In a recent appearance on Russia’s state-run television, Russian political scientist Sergey Mikheyev suggested that the country’s “empire” should grow to encompass three American states.
“I want the Russian empire with Alaska, Hawaii, California, Finland, and Poland,” he said, as translated by Gerashchenko for the clip he shared. “Although Poland and Finland are so stinky, I’m not sure, to be honest. We’ll clean them.”
Lets say Russia magically is able to land on US soil completely intact after passing through the US Navy infested waters of the Atlantic or the Pacific. Lets just assume they can so we can continue this crazy thought experiment.
To take territory you need boots on the ground, troops, tanks, APCs, etc. These are transported by troop transport aircraft and large ships that are naval landing craft. For Russia that would be the Ropucha-class. Each of these ships can carry about 10 tanks and about 310 troops (per ship).
So how many of these ship does Russia have? Hundreds, right? Nope: 11. Thats it. So assuming a full load of every ship thats about 110 tanks and about 3500ish troops. And all of that assumes all 11 ships will make it alive to US soil.
This is just how crazy this Russian claim of taking US States is.
It’s not supposed to make sense, it’s supposed to make actual Kremlin policy seem sane and moderate to the domestic audience.
They wouldn’t need magic. They’d just need a hamburder puppet President in office.
*hamberder. You give him too much credit.
Not to mention every other citizen is armed
That doesn’t matter at all
Not even a little bit? Okay…
If civilian gun ownership was enough to stop a military then the US would never have gotten a standing military. Like what the 2nd amendment was intended for
Well, it did in the American Revolutionary War. But there hasn’t been much by way of countries seriously looking into invading the US over the centuries.

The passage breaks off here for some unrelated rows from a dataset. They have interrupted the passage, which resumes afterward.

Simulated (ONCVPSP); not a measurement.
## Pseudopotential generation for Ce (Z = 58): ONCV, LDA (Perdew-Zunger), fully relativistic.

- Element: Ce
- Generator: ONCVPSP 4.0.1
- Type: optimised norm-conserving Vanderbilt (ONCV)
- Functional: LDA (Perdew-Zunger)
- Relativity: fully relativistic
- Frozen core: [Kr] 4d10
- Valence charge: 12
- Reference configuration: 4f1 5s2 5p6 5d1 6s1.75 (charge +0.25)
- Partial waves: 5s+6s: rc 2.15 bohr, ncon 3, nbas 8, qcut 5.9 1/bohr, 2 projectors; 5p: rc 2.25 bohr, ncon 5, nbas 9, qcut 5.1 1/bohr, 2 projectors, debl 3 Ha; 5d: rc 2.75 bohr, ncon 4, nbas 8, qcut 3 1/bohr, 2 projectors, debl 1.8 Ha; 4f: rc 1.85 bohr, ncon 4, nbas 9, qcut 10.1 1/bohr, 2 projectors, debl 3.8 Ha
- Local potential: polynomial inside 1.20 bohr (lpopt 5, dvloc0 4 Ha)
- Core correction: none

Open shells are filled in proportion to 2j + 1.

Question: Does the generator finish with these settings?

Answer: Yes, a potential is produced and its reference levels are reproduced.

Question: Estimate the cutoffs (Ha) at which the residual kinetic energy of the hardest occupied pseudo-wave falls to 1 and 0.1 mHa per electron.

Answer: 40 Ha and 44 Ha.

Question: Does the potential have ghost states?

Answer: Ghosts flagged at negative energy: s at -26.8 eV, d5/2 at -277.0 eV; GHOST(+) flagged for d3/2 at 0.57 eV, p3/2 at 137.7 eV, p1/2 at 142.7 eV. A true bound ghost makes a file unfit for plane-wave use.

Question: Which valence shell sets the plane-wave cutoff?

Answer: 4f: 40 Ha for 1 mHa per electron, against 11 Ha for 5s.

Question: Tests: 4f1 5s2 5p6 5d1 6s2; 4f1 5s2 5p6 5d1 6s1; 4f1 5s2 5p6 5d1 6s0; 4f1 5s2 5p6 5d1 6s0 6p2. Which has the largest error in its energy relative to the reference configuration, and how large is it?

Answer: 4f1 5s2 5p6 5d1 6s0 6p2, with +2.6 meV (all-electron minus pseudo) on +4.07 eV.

We do have one instance, though.
In World War I, Germany tried to get Mexico to invade the US, and offered to provide support in annexing part of the US.
Mexico’s leadership had the military examine the proposal. They advised against it. One of the cited rationales for not invading was the widespread gun ownership in the US.
https://en.wikipedia.org/wiki/Zimmermann_Telegram
But, again, I think that all this misses the point. There isn’t going to be land warfare, much less militia warfare, against Russian land forces. Russia doesn’t have the means to transport forces from Russia to the US. The US has a considerably larger air force and navy, and an invasion fleet is going to run into that in the Pacific before it gets to California.
Well…once they consolidate their claim of Canada it will be easier
It’s something about 4 kilometers from Russia to US. Or 86 km between mainlands.
No. First you make the inhabitants ask russia for brotherly help. Invitation > invasion.
Hmm.
I mean, it’s not gonna happen for other reasons (including the “Russia doesn’t have the naval and air forces to get control of the ocean required to have the ships cross it” point in the Vice article that I link to in another comment), but if we set that aside and assume a hypothetical world where Russia could get control of the sea and the air over the Pacific, I think that there’d be hypothetical ways to work around a limited number of landing ships.
The amphibious forces have to be able to seize and defend a port so that non-amphibious-assault ships get in.
So, the capacity is bounded by the time required to do a round trip to your staging point and the number of ships you have.
And there isn’t really any land nearby to use as a staging point.
But…you don’t actually have to reload at land. I mean, you could do ship-to-ship transfer, then have the landing ships do another run in from an offshore concentration of warships. If you really worked at it, you could probably get pretty good throughput.
https://en.wikipedia.org/wiki/Underway_replenishment
They also have LCACs. Those can land forces on unimproved beaches as well.
https://en.wikipedia.org/wiki/Aist-class_LCAC
https://en.wikipedia.org/wiki/Lebed-class_LCAC
https://en.wikipedia.org/wiki/Tsaplya-class_LCAC
https://en.wikipedia.org/wiki/Zubr-class_LCAC
I assume that they can launch them from Ivan Gren-class LSDs. Maybe it’s possible to load them via crane or something to increase throughput, dunno what doctrine is.
They also have some ships that can carry helicopters, and can use that for insertion from offshore.
https://en.wikipedia.org/wiki/Russian_Naval_Aviation
And they have some landing craft of other sorts than what you mentioned; see the “landing craft” section:
https://en.wikipedia.org/wiki/List_of_active_Russian_Navy_ships#Landing_craft
NAVY stands for Never Again Volunteer Yourself.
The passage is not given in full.